The high demand and low supply situation in the car market brought about by the chip shortage, and supply chain issues have also caused other problems for car buyers and automakers. One example is dealerships selling cars well over the manufacturer’s recommended retail price (MSRP). For Ford customers, examples of vehicles that have been subject to these markups are the Ford Bronco and Ford F-150 Lightning. This is how consumers are solving the problem.
Ford’s issues with dealership markups
Carbuzz reports that ridiculous markups for the 2021 Ford Bronco could be seen on dealership listings when the off-road vehicle started shipping out. A dealership in California was even selling a 2021 Bronco first edition for $20,000 over MSRP, and this wasn’t an isolated incident. This may have been why the automaker switched to selling vehicles on order.
According to Kelley Blue Book, Ford opted to sell the F-150 Lightning directly to buyers using a two-step process. The first step was to buy a refundable $100 reservation with the car manufacturer, later sending invitations for reservation holders to order the truck. However, this didn’t stop dealers from trying to make an extra buck from each vehicle sale.
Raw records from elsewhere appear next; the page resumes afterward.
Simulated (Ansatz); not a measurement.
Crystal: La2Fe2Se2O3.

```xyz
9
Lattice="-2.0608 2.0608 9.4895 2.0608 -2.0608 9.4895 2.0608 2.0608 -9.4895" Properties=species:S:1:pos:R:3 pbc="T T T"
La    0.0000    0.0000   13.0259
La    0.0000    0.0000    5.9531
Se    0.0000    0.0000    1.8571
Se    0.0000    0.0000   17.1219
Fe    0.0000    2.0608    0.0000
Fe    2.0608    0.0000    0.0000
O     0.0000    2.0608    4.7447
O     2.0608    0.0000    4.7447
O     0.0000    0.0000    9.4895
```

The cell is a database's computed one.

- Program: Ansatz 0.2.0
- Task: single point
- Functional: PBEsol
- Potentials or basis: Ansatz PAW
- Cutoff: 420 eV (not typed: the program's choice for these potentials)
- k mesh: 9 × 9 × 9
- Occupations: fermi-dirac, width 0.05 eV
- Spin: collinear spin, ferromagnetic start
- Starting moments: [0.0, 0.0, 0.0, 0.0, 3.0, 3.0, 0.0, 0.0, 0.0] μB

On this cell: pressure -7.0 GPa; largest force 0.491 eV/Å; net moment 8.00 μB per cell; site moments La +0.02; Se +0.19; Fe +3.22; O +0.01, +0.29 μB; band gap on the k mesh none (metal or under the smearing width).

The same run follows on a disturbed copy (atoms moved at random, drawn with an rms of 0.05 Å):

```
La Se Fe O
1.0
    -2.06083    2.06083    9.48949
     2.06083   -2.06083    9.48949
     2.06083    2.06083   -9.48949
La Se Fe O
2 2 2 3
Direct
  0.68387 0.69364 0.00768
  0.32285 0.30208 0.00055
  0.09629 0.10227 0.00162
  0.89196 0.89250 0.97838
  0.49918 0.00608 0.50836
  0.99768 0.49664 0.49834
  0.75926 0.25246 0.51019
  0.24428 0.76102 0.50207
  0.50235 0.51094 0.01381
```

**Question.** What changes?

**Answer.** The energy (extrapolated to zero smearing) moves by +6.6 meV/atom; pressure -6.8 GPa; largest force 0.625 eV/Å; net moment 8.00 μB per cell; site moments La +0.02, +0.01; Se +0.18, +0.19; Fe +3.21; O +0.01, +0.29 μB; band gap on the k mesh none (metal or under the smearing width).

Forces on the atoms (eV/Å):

A post by the Detroit Free Press in January 2022 highlighted that some dealerships were demanding extra payments from customers already on the reservation list to help keep them there. This also caught the attention of Ford executives. Vice president of sales Andrew Frick even threatened to redirect some of the truck allocations for the guilty parties to competing dealerships.
Ford’s customers skipping dealerships
Of course, with the crazy markups and Ford’s build-to-order strategy allowing buyers to customize their vehicles, more and more buyers are choosing to skip the middleman altogether. Ford even highlighted that for April 2022, 50% of the company’s sales were from direct orders.
A quick look at the automaker’s sales reports for the previous months also shows a growing preference for ordering directly from the factory over looking at dealership inventory. This trend is likely to continue as long as there are supply chain issues and low supply. However, whether things will revert to the status quo once the car market stabilizes remains to be seen.
Also, dealerships are still an essential part of the market as they provide delivery, vehicle check-up, and even repair services, so they’ll likely be around for some time.
Nonetheless, it’s worth noting that Ford received so many orders for the F-150 Lightning that the manufacturer had to stop taking orders for the truck.
The specs and features that make the F-150 Lightning so desirable
The Ford F-150 Lightning is an all-electric pickup truck with up to 320 miles of EPA-estimated range expected to reach buyers in spring 2022. Ford intends for the vehicle to have a 563 hp and 775 lb-ft from its dual motors that allow acceleration to 60 mph in less than five seconds. Furthermore, this much power should allow the truck a towing capacity of up to 10,000 lbs.
The automaker also targets a 2,000 lbs payload capacity with 14.1 cu-ft of sealed space at the front of the truck. Another unique feature is the “enhanced pro power onboard” that includes 11 incorporated power outlets with 9.6 KW output. This should allow users to plug-in devices like a mini-fridge, USB cables, laptops, and even power tools.
Also worth mentioning is the Lightning truck with an extended-range battery can provide backup power to users’ homes for about three days. Other selling points include independent rear suspension, impressive 4×4 performance, and 360-degree zone lighting for night work.
Even the “intelligent towing technology” that Ford claims will make towing a lot easier.